Data warn against grasping at green shoots of recovery

Yesterday's news that US retail sales fell 1.1 per cent in March is a blow to the idea that green shoots in the world economy herald the start of recovery.

The report is still consistent with the idea that the rate of decline has slowed from the precipitous pace seen in the final months of 2008, when it looked as if the world economy was falling off a cliff.

But it offers a reminder that the economy could continue to decline at a slower pace for some time and that the shape of the eventual recovery remains uncertain. There remains a risk of an extended period of weak growth punctuated by periods of contraction, as seen in Japan in the 1990s.

“The sense of a ball falling off the table,” is drawing to a close, Lawrence Summers, director of the White House National Economic Council, said last week. But “how strong, how rapid the turn will be – that is a less clear question”.

The green shoots story is pegged on an inventory cycle. Production fell so sharply globally in late 2008 that it is now running below final sales.

That is allowing companies to liquidate excess inventories. As ratios of inventories to sales return to more normal levels, they are likely to increase output again – and employment should follow, with a lag.

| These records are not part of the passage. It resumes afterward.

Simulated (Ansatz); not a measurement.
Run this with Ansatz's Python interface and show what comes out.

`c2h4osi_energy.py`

Since the downswing of the inventory cycle was unusually brutal, the inventory-led element of the upswing could be quite vigorous too.

However, this is not a normal inventory-led business cycle. It combines a financial crisis with balance sheet adjustments in both the household and financial sectors.

Moreover, even the inventory cycle is unlikely to turn until there is some stabilisation in sales and final demand.

The Barack Obama fiscal stimulus will fill some of the gap left by contracting private demand. But with consumer spending still accounting for more than 70 per cent of the US economy, US consumption remains critical. In the last two quarters of 2008, the US consumer suddenly pulled back – with consumption falling at an annualised rate of roughly 4 per cent.

In January and February consumer spending suddenly appeared to stabilise, with retail sales up in both months. This raised hopes that consumer spending could be bottoming out – providing a firm foundation for an inventory-led turn in output. However, the 1.1 per cent fall in retail sales in March – with declines in almost every category – raises fresh doubts.

Not too much should be read into any one month's data. “We should look at the quarter as a whole,” said Steven Wietling, an economist at Citigroup. “Spending has been very weak but stabilising.”

Confidence has edged higher from rock-bottom levels. The household credit squeeze, while still intense, may not be getting tighter. Spending on cars may be artificially depressed. Mortgage rates at multi-decade lows are allowing households to refinance debts at lower rates.

However, consumption could still fall further. The economy is losing more than 600,000 jobs a month. Total hours worked are falling sharply and resilient wage growth could also weaken, resulting in ongoing declines in labour income.

The boost to consumers from lower energy prices and early tax rebates is fading, though stimulus tax cuts and other government transfers will provide non- labour income.

Moreover, the US household savings rate is still only just above 4 per cent. That is up from about zero. But it is likely to move higher, given the destruction of household wealth and high debt levels.

From mid-2007 to the end of 2008, US household wealth fell by $12,885bn. Since then it has probably fallen further.

A gradual drift up in the savings rate – particularly one accommodated within rising incomes – is perfectly consistent with stable or slowly rising consumption.

But if the savings rate rises quickly when incomes are not growing, all bets are off. Even in a less extreme case, multi-year fiscal stimulus may be required to underpin recovery.